SAN FRANCISCO — Given how rarely the work is performed, it’s no surprise that San Francisco Opera’s centennial-season production of Richard Strauss and Hugo von Hofmannsthal’s fairytale morality opera Die Frau ohne Schatten (The Woman Without a Shadow) is drawing attendees from at least 42 U.S. states, as well as from abroad. Few will likely leave disappointed due to the many glories of the production, seen at its opening matinee in the War Memorial Opera House on June 4.
The Wagnerian-length opera, which runs three hours and 50 minutes, calls for an orchestra so vast that not every opera pit can accommodate it. In San Francisco’s case, two previous enlargements of its orchestra pit still barely contained conductor Donald Runnicles’ 96 musicians.

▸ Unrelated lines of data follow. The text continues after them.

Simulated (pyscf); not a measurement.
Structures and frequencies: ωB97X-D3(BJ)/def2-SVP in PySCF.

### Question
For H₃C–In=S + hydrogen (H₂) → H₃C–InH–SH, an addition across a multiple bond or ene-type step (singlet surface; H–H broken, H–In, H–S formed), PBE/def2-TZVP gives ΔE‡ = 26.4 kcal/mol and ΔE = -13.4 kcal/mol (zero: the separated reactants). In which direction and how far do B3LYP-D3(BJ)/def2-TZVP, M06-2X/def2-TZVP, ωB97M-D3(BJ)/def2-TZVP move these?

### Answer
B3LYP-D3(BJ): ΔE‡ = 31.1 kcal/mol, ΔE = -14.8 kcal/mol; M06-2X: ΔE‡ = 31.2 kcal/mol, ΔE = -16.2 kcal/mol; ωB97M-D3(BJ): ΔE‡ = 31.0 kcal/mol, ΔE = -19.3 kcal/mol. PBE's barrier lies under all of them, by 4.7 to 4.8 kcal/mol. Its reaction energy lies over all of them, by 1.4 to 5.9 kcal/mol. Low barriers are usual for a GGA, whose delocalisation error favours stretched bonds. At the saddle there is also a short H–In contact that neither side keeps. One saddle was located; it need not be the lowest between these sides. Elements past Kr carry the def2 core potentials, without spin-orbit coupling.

David Hockney’s fantastic set design of many colors, first unveiled at the Royal Opera House in London in 1992, is delightful. Thanks to Justin A. Partier’s masterful revival of Alan Burrett’s original lighting, the rate at which colors grew in intensity and changed inspired awe. Although it’s impossible to enumerate the multi-hued splendors and fantastical architecture of the production’s many scene changes, the countless vertical bands of bright colors in the home of the dyer Barak will forever sing in this critic’s memory.
The set is perfect for a fantasy, concocted at what became the end of the Age of Emperors and Empresses, about the struggle of those above and within this earthly realm to achieve happiness through marriage and childbirth. Over 100 years after its Dresden premiere with future rivals Maria Jeritza and Lotte Lehmann as the Empress and Dyer’s Wife, respectively, the story resonates for modern audiences.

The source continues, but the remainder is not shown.